On Saturday, we spent some time talking about whether Brett Baty or Mark Vientos had a better shot at making the Mets’ Opening Day roster. We settled on Vientos after looking at each prospect’s situation.
As it turns out, it’s neither of them. The Mets announced on Saturday night that both Baty and Vientos were optioned to Triple-A Syracuse to start the 2023 campaign.
This isn’t a huge shock. After all, we haven’t seen either in the starting lineup much since players returned from the World Baseball Classic. Plus, having vets like Eduardo Escobar, Tommy Pham, and potentially Darin Ruf start the year in their expected roles allows New York to put off making a tough decision.
That said, the leash for each of these players better be short. Especially if they’re not performing and Baty and/or Vientos are in the minors. So, why did general manager Billy Eppler and Co. make this decision? Eppler spoke with the media on Saturday night. He talked about Baty getting more defensive work at third base but also tried to compare his situation to other star third basemen currently in the big leagues.
The names will sound familiar, too. Guys like Nolan Arenado, Rafael Devers, and Austin Riley:
"While he had a great camp, we're really excited about his future, there's just some more development markers left for him to reach"

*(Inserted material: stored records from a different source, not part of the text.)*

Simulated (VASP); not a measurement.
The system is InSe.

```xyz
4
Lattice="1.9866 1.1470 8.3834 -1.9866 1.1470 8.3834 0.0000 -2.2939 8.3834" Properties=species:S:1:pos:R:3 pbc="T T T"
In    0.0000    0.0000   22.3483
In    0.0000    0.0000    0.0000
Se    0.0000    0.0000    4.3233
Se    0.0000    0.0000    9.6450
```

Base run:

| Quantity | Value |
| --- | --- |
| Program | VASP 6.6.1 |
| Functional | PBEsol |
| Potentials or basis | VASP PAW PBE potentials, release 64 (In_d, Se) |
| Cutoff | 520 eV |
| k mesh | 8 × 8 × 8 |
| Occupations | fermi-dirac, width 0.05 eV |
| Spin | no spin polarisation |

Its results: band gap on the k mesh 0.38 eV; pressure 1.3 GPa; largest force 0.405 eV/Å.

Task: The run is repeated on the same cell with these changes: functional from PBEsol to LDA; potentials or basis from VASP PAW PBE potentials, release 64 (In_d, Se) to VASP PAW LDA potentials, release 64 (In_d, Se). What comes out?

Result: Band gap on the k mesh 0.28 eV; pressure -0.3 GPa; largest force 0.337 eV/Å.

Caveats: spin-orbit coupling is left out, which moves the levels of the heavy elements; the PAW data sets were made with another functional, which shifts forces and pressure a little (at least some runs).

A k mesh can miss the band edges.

Billy Eppler explains the decision to send Brett Baty to triple-A Syracuse: pic.twitter.com/6mxs3hQG7l
— SNY (@SNYtv) March 26, 2023
Look, I get it. But this sounds like bologna. Entering this year, Baty has played just over 230 games in the minor leagues. Outside of 11 games in the big leagues last year, only six have been above the Double-A level.
Could he benefit from more time in Triple-A? Well, sure he could. But it’s not like getting more time down there will better guarantee long-term success. Everyone is different, and there’s no magic number that says a player should be ready. I suppose it’s a good barometer to have in mind. It also shows how much they hope Baty will be the answer at third base for the long haul in New York.
However, there’s no doubt as to who had the better camp between him and Eduardo Escobar. He even knows his days as the starting third baseman are numbered. And unlike Omar Narvaez and Tomas Nido, he’ll probably have to do some looking over his shoulder this year.
Eppler’s answer was predictable. What else was he going to say? When it’s all said and done, it’s probably the best thing for Baty’s long-term development. But still, that doesn’t mean it’s not bologna.